Hsinchu Primary Substation used to sit at the outer edge of the central city. As time passes by, followed by the growth of the central region, this once neglected infrastructure is now sandwiched between the brim of the metropolitan area and core living amenities. The 400 metres long footpath along the fence wall links the high-rise apartments and large retail stores at one end, and roads to schools and central city at the other. There is also a pedestrian bridge underneath the flyover, above zebra crossings to connect with the entire residential area and avoid congested traffic. The existing fence wall used to be painted with wall arts, which was a common and politically correct solution to beautify public spaces at the time. Over time this urban corridor still possesses an uninviting vibe and hence triggered our improvement proposal.

Carrying the stream and tumbling of the city life diligently, non-intrusive nor hidden, the large-scale primary substation steadily interconnects the electrical powers. Day by day it stands solitarily, surrounded by layers of tidal traffic flow. Those paradigmatic steel lattice towers and the overhead transmission lines composed an industrial scene, further intensified by the harsh solid fence wall units and mesh wire. As the city expands, events such as daily commutes, grocery shopping, night-time recreations gradually took place along this overlooked fence wall throughout the day. We made a proposition that accommodates and elevates people’s experiences during these events, taking account of the various movements, scales of the urban space and human figure, visually and physically.

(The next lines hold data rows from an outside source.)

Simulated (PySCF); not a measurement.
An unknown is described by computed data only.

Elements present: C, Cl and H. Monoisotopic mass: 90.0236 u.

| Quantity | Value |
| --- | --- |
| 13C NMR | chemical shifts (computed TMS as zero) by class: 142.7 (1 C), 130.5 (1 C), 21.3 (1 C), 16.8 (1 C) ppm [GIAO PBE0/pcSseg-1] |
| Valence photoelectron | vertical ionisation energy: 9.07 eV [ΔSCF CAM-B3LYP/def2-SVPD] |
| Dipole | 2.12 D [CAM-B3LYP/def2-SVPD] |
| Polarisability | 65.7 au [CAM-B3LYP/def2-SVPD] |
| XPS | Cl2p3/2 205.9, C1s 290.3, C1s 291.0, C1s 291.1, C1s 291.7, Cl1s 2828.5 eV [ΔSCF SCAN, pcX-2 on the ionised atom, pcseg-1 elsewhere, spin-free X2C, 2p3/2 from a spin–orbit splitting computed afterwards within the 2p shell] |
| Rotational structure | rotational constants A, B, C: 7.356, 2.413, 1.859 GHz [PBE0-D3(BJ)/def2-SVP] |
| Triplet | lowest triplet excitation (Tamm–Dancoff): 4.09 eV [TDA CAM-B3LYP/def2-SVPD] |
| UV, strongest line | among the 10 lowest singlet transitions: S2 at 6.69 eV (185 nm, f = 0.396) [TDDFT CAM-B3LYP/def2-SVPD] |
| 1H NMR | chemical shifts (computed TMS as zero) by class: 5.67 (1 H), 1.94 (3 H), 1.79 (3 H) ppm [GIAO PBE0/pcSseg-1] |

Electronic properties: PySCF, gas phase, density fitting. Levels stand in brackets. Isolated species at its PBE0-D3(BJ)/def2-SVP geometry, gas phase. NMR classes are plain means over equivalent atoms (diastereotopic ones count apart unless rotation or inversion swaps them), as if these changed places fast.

We strategically intervene the site with wave-like luminous ribbons, aiming to introduce spatial guidance that engages people at various speeds and scales. Among the rapid traffic and wanders of the pedestrians, the upwards and downwards actions of the light rail reconcile the pace of the space. They are also designated as resting points throughout the walk next to the roaring traffic. Concealed in the stainless steel channels, the light meanders and flows freely through. It stretches and glides over the continuous and modularised concrete walls, visually breaking the rigid lines of the wall surface, representing senses of motion. This linear light follows and accompanies the pedestrians heading towards the other end of the wall, at times it lowers, widens and turns into a sitting bench, and at times it rises to become street lights for the footpath.

This organic and derivative creature attaches to the existing fence wall in a parasitic way. It is not only a vivid urban symbol but also a gentle nocturnal companion. Inhales and exhales like a living entity, its vitality empowered by the characteristics of the substation will keep pulsing in this technology-charged city of Taiwan.